Saar commonly utilizes racialized, derogatory images of Black Americans in her art as political and social devices. The Liberation of Aunt Jemima (1972) is Saar’s most wellknown art work, which transformed the stereotypical, nurturing mammy into a militant warrior with a gun. Aunt Jemima continues to be a reference point for Saar even now, as she brings her back to life to take on the ongoing racial injustices faced by Black America, including disproportionate police violence and poverty. Combining images of mammies and laundresses with potent words from spirituals and poetry within the washboard structure, Saar emboldens and ennobles the once subservient figure-no longer in service of white supremacy.

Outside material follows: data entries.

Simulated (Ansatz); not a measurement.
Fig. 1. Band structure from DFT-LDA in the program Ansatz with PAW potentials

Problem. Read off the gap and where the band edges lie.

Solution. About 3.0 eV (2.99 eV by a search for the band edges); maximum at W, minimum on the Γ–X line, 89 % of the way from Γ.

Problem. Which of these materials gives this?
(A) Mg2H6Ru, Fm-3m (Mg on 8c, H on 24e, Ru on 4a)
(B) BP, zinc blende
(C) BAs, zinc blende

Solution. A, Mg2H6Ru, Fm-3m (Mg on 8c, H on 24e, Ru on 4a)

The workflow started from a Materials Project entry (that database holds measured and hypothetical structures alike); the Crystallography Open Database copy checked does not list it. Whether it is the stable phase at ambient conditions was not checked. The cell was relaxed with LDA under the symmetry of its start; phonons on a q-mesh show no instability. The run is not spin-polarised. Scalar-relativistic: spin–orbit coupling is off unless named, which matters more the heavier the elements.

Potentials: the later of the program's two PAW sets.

“Betye Saar’s washboard assemblages are a brilliant in how they address the ongoing, multidimensional issues surrounding race, gender, and class in America,” says exhibition curator Holly Jerger. “She compresses these enormous, complex concerns into intimate works that speak on both a personal and political level. With the increasing erosion of civil rights in our country, it is more important than ever to exhibit Saar’s work, and we are deeply honored to have that opportunity.”

“I wanted to do an exhibition of my washboards because they are intimate and handson,” says Saar. “It’s a body of work that I am still making, and the new works are inspired by the Black Lives Matter movement. People think racism happens everywhere else, but racism still exists in Los Angeles.”

Bars of soap, worn with age and use, are collaged onto works such as National Racism: We Was Mostly ‘Bout Survival (1997) and Gonna Lay Down My Burden (1998), with the slogan “Liberate Aunt Jemima” pasted onto them. Several washboards have the words “We was mostly ‘bout survival” embellished onto them, as well as “Extreme times call for extreme heroines.” Clocks have become an integral part of Saar’s more recent washboards, indicating that history continues to repeat itself, especially as the current political administration normalizes racist, sexist, and xenophobic rhetoric. Recent works such as Birth of the Blues (2015) and Banjo Boy (2015) include male musicians as central figures, alluding to the young black men and boys being killed by police violence. To give deeper context to the washboard assemblages, two related tableaux and a selection of washboards from Saar’s personal collection are also included in the exhibition.